How to filter string for unwanted characters using regex?

2022-09-01 08:09:07

Basically , I am wondering if there is a handy class or method to filter a String for unwanted characters. The output of the method should be the 'cleaned' String. Ie:

String dirtyString = "This contains spaces which are not allowed"

String result = cleaner.getCleanedString(dirtyString);

Expecting result would be:

"Thiscontainsspaceswhicharenotallowed"

A better example:

String reallyDirty = " this*is#a*&very_dirty&String"

String result = cleaner.getCleanedString(dirtyString);

I expect the result to be:

"thisisaverydirtyString"

Because, i let the cleaner know that ' ', '*', '#', '&' and '_' are dirty characters. I can solve it by using a white/black list array of chars. But I don't want to re-invent the wheel.

I was wondering if there is already such a thing that can 'clean' strings using a regex. Instead of writing this myself.

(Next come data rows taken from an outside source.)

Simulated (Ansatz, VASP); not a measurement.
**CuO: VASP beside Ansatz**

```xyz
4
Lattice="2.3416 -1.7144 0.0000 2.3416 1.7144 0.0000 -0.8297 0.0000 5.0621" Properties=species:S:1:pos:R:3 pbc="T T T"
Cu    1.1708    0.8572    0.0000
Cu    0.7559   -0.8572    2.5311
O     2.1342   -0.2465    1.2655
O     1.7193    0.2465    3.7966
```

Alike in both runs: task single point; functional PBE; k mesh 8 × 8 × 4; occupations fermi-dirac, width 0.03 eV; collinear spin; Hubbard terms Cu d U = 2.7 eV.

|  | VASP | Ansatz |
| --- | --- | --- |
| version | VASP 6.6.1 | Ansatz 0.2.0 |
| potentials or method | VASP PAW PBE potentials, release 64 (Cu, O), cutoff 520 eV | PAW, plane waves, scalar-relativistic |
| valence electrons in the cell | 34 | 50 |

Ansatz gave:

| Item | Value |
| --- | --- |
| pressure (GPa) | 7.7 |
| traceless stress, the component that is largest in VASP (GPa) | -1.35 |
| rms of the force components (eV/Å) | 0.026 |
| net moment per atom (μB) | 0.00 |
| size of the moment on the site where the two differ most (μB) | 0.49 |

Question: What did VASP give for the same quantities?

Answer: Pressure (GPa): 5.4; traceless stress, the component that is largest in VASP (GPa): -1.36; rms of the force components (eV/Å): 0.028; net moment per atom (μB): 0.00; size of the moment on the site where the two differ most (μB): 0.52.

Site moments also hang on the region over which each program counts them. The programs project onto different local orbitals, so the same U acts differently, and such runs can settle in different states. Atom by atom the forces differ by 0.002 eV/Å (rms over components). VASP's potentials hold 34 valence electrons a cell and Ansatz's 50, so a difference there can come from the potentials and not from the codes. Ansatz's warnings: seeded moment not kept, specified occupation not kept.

Addition: If you think cleaning a String could be done differently/better then I'm all ears as well of course

Another addition: - It is not only for spaces, but for any kind of character.


答案 1

Edited based on your update:

dirtyString.replaceAll("[^a-zA-Z0-9]","")

答案 2

If you're using guava on your project (and if you're not, I believe you should consider it), the CharMatcher class handles this very nicely:

Your first example might be:

result = CharMatcher.WHITESPACE.removeFrom(dirtyString);

while your second might be:

result = CharMatcher.anyOf(" *#&").removeFrom(dirtyString);
// or alternatively
result = CharMatcher.noneOf(" *#&").retainFrom(dirtyString);

or if you want to be more flexible with whitespace (tabs etc), you can combine them rather than writing your own:

CharMatcher illegal = CharMatcher.WHITESPACE.or(CharMatcher.anyOf("*#&"));
result = illegal.removeFrom(dirtyString);

or you might instead specify legal characters, which depending on your requirements might be:

CharMatcher legal = CharMatcher.JAVA_LETTER; // based on Unicode char class
CharMatcher legal = CharMatcher.ASCII.and(CharMatcher.JAVA_LETTER); // only letters which are also ASCII, as your examples
CharMatcher legal = CharMatcher.inRange('a', 'z'); // lowercase only
CharMatcher legal = CharMatcher.inRange('a', 'z').or(CharMatcher.inRange('A', 'Z')); // either case

followed by as above.retainFrom(dirtyString)

Very nice, powerful API.